1. ## Sum of squares?

[(1+t)^3 +3(1+t)^2 +2(1+t)] -6
(1+t) -1

So I know the sum a cube gives me (1+t)(1-t+t^2) for the first part of the problem, right?
I am having difficulty with 3(1+t)^2 since I know there is no sum of squares; how am I supposed to factor/multiply this?

2. $\frac{(1+t)^{3}+3(1+t)^{2}+2(1+t)-6}{(1+t)-1}$

Expand out the numerator, and it is obvious the denominator is just t.

The numerator simplifies and factors to $t(t^{2}+6t+11)$

When we divide by t we get $t^{2}+6t+11$

3. Would you mind showing me how you got t(t^2+6t+11) ?
I keep getting way too many numbers that cannot be simplied or cancelled.

4. *simplified, sorry

5. The numerator simplifies to $t^{3}+6t^{2}+11t$

Then, I just factored out a t.

6. Originally Posted by galactus
The numerator simplifies to $t^{3}+6t^{2}+11t$

Then, I just factored out a t.
I'm sorry but I really just don't understand this. Can you possibly show me what you did from the beginning of the problem? I just don't see how it comes out $t^{3}+6t^{2}+11t$
Thank you, I really do appreciate your time and sorry for all the questions.
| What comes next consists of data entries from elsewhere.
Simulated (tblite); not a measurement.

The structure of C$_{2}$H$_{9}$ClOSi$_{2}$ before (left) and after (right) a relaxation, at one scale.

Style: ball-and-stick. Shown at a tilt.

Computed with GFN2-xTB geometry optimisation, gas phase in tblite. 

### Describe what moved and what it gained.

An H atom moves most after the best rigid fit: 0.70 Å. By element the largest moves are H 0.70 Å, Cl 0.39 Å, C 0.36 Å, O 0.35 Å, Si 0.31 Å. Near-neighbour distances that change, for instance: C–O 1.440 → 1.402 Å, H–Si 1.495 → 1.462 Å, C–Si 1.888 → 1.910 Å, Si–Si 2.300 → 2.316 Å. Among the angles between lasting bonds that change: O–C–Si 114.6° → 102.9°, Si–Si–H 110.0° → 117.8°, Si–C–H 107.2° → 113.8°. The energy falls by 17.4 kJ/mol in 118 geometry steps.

7. It's nothing fancy, just expand it out.

$(1+t)^{3}=t^{3}+3t^{2}+3t+1$

$3(1+t)^{2}=3t^{2}+6t+3$

$2(1+t)=2+2t$

Put it all together:

$t^{3}+3t^{2}+3t+1+3t^{2}+6t+3+2+2t-6$

Now, add like terms and simplify:

$t^{3}+6t^{2}+11t$

There, that's all there is to it.